Strict test for contracts which was to be implied from conduct laid down by the Court of Appeal in “The Aramis”  1 Lloyd’s Rep. 213, by Bingham, LJ at page 224:
Most contracts are, of course, made expressly, whether orally or in writing. But here, on the evidence, nothing was said, nothing was written. So regard must be paid to the conduct of the parties alone. The questions to be answered are, I think, twofold: (1) Whether the conduct of the bill of lading holder in presenting the bill of lading to the ship’s agent would be reasonably understood by the agents (or the shipowner) as an offer to enter into a contract on the bill of lading terms; (2) Whether the conduct of the ship’s agent in accepting the bill or the conduct of the master in agreeing to give delivery or in giving delivery would be reasonably understood by the bill of lading holder as an acceptance of his offer.

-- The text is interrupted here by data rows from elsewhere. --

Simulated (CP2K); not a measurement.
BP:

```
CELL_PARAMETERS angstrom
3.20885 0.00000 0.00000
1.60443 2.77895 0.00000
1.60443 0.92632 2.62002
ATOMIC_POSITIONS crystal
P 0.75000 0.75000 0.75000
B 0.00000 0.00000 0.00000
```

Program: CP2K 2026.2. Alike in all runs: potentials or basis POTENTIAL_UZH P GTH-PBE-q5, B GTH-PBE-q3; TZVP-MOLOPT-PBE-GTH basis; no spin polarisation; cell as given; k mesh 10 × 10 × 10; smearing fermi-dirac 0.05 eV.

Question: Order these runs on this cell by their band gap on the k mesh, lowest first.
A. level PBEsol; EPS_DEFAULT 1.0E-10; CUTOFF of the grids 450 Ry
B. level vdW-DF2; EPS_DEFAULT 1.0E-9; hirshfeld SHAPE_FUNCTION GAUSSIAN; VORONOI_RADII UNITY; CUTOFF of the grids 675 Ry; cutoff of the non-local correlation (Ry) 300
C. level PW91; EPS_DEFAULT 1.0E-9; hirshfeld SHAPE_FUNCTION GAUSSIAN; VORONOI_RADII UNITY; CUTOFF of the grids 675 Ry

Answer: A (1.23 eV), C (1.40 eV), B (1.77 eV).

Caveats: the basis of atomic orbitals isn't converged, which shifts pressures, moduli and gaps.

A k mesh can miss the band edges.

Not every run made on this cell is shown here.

I do not think it is enough for the party seeking the implication of a contract to obtain, 'It might,' as an answer to these questions, for it would, in my view, be contrary to principle to countenance the implication of a contract from conduct if the conduct relied upon is no more consistent with an intention to contract than with an intention not to contract. It must, surely, be necessary to identify conduct referable to the contract contended for or, at the very least, conduct inconsistent with there being no contract between the parties to the effect contended for. Put another way, I think it must be fatal for the implication of a contract if the parties would or might have acted exactly as they did in the absence of contract.